FAQs

Research Questions

We have put together a list of replies to often asked queries about the Business Archives Council. The list has been separated into categories. If you should find that your question has not been answered here, please contact us.

  • Do you have any records relating to a specific company?

    No. The BAC is not a physical repository and it holds no archive records at all. It is a registered charity established in 1934 for the promotion and preservation of business history - not a repository for business records. You can find out about where business records are located by visiting The National Archives' portal to archives: Discovery.

  • I am just starting out researching a company's history. I have never done any of this type of research before. Could you make any suggestions as to where I should start?

    There are several sources worth consulting during the initial stages of your research which could provide you with some leads:

    • A Guide to Tracing the History of a Business by Dr John Orbell. This lists sources and ideas which you may well find helpful. You will find a copy in a good reference library. A new edition was published in 2009.
    • For an online bibliography for locating publications on the history of specific businesses and industries operating in England, Scotland, Wales and Northern Ireland subscribe to the Business History Explorer developed by Dr John Orbell.
    • Kellys Trade Directories. These are similar to telephone directories, grouping together businesses according to trade for yearly periods. If you have a name of a business in a particular area or an idea where a business was located over a given time period, for example Jones’ Blacksmith's in London in 1899-1913, you can use these directories to confirm its existence at that location at that time, to follow the physical relocation of that business and trace how long it was at various premises. Researchers should be advised that these businesses may not appear in directories consistently year after year.
    • Companies House - incorporates and dissolves limited companies, registers the information companies are legally required to supply, and makes that information available to the public.
    • For more information about the key records of a business please take a look at the Managing Business Archives website.
  • I am trying to trace information about my grandfather, do you have any information about the company he owned?

    Contact The National Archives. You should consider whether you are more concerned to establish details about your grandfather or whether you wish to find out about his business. If the enquiry is of a personal/family history nature, for example searching for the details of your grandfather who worked for X mining company in Yorkshire or who owned his own toy making factory in Shropshire, then it is often better to establish as much about your family member as you can first through other means rather than taking the business as your starting point.
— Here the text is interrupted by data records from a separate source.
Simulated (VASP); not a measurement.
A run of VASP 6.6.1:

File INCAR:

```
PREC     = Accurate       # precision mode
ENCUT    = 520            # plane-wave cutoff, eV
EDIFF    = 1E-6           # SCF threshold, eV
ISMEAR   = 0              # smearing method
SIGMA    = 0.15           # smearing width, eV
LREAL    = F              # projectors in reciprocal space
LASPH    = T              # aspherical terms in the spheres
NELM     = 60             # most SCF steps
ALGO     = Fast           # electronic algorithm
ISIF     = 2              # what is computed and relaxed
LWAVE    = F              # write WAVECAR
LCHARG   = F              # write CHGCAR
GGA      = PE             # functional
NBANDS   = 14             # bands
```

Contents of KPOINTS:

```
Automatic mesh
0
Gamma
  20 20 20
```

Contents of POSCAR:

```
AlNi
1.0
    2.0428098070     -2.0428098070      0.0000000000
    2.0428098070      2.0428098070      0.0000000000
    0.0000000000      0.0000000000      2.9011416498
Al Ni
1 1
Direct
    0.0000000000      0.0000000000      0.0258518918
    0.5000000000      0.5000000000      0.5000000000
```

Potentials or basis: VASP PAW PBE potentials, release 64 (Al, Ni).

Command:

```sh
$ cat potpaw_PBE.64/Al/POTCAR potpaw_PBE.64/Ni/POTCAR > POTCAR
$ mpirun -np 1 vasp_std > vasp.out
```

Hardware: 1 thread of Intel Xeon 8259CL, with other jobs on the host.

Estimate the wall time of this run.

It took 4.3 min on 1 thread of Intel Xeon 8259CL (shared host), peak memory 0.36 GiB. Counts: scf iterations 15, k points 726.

    Knowledge of a relation’s connection with a business may help to locate them at a certain place at a certain time but will not necessarily provide more family background. Records for small independent companies owned by a family member rarely survive. If they are not passed down through the family they are most likely to have been destroyed rather than given to a public repository. Staff records which may document the employment of a family member within another business are not always deemed the most important historical items to keep and so they too have not always survived even where other records have.

    If you are more interested in the business itself then treat it as a normal business enquiry and approach all the usual places as listed above.